Mumbai. The board of Vedanta has approved its parent company Vedanta Resources’ proposal to delist the company stocks from both BSE and NSE by buying back 49 per cent shares held by public shareholders.
The company had also appointed Upendra C Shukla, Practicing Company Secretary as the scrutiniser to conduct the process of the postal ballot seeking investors approval to take the delisting process forward.
Last Tuesday, billionaire Anil Agarwal-owned Vedanta Resources had expressed its subsidiary by buying out 48.94 per cent shares held by retail investors with an investment of ₹16,000 crore, depending on the final price.
The proposed delisting offer will provide public shareholders of Vedanta an opportunity to realise immediate and certain value for their shares at a time of elevated market volatility.
Vedanta also plans to delist its America Depositary Shares from the New York Stock Exchange and deregister the company from the Securities and Exchange Commission.

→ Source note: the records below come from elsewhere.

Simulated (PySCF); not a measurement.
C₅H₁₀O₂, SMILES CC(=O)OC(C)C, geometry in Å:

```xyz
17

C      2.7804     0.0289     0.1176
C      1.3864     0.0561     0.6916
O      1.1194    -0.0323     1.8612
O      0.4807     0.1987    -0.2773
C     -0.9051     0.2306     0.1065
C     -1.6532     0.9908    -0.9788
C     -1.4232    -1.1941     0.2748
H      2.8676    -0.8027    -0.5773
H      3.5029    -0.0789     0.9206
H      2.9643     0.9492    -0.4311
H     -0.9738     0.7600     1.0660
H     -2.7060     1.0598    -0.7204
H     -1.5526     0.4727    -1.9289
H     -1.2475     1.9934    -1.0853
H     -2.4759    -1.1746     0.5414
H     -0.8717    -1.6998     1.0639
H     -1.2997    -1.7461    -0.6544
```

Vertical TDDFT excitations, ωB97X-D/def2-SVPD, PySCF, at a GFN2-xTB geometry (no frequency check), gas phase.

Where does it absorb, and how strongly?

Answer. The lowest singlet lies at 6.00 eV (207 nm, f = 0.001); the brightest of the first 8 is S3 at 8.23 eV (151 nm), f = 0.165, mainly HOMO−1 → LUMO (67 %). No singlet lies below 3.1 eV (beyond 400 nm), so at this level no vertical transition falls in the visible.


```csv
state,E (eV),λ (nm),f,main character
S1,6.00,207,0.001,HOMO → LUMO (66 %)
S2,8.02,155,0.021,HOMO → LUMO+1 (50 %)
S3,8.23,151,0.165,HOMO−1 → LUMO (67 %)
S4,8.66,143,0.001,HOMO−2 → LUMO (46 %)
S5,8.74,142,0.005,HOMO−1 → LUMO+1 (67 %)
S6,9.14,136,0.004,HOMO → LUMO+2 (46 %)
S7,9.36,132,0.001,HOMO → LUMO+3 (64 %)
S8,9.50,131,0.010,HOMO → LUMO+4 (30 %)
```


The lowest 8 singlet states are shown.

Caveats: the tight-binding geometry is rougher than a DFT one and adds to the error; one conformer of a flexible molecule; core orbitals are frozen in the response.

Presently, the Public Shareholders hold 169,10,90,351 equity shares of the paid-up equity share capital of the company, excluding ADS issued by the company, it said.
Following the delisting of Vedanta Resources, its subsidiary Hindustan Zinc will be the only listed entity of the group. The government owns 30 per cent in the once public sector entity Hindustan Zinc.
The delisting process is part of the Vedanta Group desire to pursue a process of corporate simplification for several years, including the merger of Sterlite with Sesa Goa to form Sesa-Sterlite (subsequently renamed Vedanta) in 2012, the merger of Cairn India with Vedanta in 2016 and the delisting of Vedanta Resources Plc in 2018.
The Group believes that delisting of Vedanta is the next logical step in this simplification process and will provide the Group with enhanced operational and financial flexibility in a capital intensive business.
The proposed delisting will align the Group’s capital and operational structures, streamline the process of servicing the Group’s financing obligations and significantly improve a range of important credit metrics.
As a result, the transaction is expected to support an accelerated debt reduction program in the medium term and, in turn, help the Group’s highly attractive longer-term growth pipeline.